Lawsuits are piling up on the desks of HR directors around the country, all with a common theme: The employee retirement plan was too costly and the company should have known better.
Retirement investing is not an expensive process. There are only a few variables and the marketplace is fairly transparent. Unless, of course, you are in a small 401(k) plan.
That’s where a horde of plan providers have taken advantage, driving up costs to their own benefit, the suits allege. Employers are stuck in the middle, on the hook for the outcomes but not well enough informed to do better by their own workers.
How would you know if your 401(k) plan or personal IRA is too expensive for your own good? Normally, you wouldn’t, but it’s vital to get educated. Every added cost literally subtracts from your overall return, hobbling your chances of retiring when you expect.
Here are three signs that your 401(k) or IRA costs too much:
It’s hard to find out fees
You would think “what am I paying?” would be a simple question with a simple answer. And the answer is simple. If you have an advisor, he or she charges a percentage of your assets as an annualized fee, probably 1%. The investments you own, usually actively managed mutual funds, charge an additional combined 1% fee.

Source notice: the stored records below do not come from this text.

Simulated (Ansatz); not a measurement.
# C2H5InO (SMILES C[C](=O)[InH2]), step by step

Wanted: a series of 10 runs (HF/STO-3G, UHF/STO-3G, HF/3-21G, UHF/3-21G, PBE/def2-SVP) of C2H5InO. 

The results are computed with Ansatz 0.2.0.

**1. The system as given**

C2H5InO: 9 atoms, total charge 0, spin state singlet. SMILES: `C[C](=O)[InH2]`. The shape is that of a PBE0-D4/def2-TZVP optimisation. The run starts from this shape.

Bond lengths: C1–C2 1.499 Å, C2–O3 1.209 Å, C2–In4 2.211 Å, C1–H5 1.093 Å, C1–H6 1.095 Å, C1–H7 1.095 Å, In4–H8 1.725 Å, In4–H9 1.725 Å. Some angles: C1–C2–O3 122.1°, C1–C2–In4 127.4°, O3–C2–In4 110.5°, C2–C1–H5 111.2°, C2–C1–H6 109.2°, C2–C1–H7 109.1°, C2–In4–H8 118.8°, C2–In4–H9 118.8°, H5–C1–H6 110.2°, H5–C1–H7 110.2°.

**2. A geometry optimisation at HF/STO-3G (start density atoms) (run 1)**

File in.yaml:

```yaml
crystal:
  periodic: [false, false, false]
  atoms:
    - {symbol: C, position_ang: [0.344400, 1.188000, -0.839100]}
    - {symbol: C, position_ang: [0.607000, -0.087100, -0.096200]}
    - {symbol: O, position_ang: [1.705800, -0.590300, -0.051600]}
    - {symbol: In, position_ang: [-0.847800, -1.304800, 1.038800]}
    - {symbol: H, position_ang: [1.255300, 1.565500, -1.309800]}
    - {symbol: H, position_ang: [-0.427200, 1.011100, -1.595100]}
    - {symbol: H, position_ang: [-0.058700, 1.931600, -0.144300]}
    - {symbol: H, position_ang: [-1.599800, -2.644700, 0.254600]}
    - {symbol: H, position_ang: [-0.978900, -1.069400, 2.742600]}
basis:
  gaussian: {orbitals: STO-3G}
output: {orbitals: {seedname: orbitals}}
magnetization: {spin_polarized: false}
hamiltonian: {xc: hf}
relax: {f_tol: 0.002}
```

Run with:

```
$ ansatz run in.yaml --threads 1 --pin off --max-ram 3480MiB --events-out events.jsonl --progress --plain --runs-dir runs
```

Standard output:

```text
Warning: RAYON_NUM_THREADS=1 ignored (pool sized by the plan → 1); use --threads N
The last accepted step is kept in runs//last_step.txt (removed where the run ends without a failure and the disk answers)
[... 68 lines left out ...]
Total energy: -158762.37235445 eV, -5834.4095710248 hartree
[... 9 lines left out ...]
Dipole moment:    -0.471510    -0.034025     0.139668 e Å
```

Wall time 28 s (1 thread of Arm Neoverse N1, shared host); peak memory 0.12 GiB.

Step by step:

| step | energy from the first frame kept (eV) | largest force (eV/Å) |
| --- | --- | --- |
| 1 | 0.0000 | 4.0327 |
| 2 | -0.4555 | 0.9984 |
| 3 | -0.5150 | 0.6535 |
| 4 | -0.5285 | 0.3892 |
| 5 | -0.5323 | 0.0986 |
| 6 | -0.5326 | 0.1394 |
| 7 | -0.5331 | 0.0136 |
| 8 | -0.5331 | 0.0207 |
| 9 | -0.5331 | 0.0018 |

In 401(k) plans there are management overhead charges, too. Your HR director should be able to tell you what all of these numbers add up to as an annualized percentage of your assets and as a dollar cost to you personally. If you ask these questions and get nowhere, it’s because the answer is embarrassing or your employer has no idea.
Likewise, if you have an IRA with a personal financial advisor and get vague or hard-to-understand “laundry list” answers, time to act. You almost certainly are overpaying.
Poorly explained charges
Mutual funds in particular are crammed with mystery charges that make buying a car look like a walk in the park. An oldie-but-goodie is the “12b-1 fee,” a fee that, believe it or not, is you paying to advertise the mutual fund to new investors. Why do you pay for this? Shouldn’t performance alone be their calling card?
Not really. Mutual funds don’t like to admit it, but they play a constant game of catch-up against the market indexes. Subtract their fees and they look awful in comparison to the stock market itself. The only way to keep many funds going, frankly, is advertising.
Investment options are limited
This is typical of 401(k) plans. In a bid to keep things “simple” for the overwhelmed investor, 401(k)s reduced their offerings to 10 or 12 mutual funds. Problem is, the funds often are all overpriced. Fund expenses have been falling over time, but nowhere near the decline in real investment cost.
What’s the answer? If you are a small company employee and have a 401(k), first check to see if your plan has an index fund option. Those will be the cheapest funds in which to invest by far. There might also be a target-date fund option that combines index funds and provides basic portfolio oversight at a low cost.
If you are using an IRA, first decide if having an advisor will help keep you on track with your goals. If the answer is no, then buy a target-date fund from Vanguard and you’ll be in better shape without much effort at all.
If hiring an advisor is your goal, make sure the fees you are charged are commensurate with the service received. Many investors pay 1% or more for a financial advisor and never speak to them at all!
You should be getting regular communications, personal contact and a clear vision of how your retirement investments will perform, year in an year out, not a dry quarterly communique and a call center number. Get what you pay for, both from an advisor and from the investment funds you own.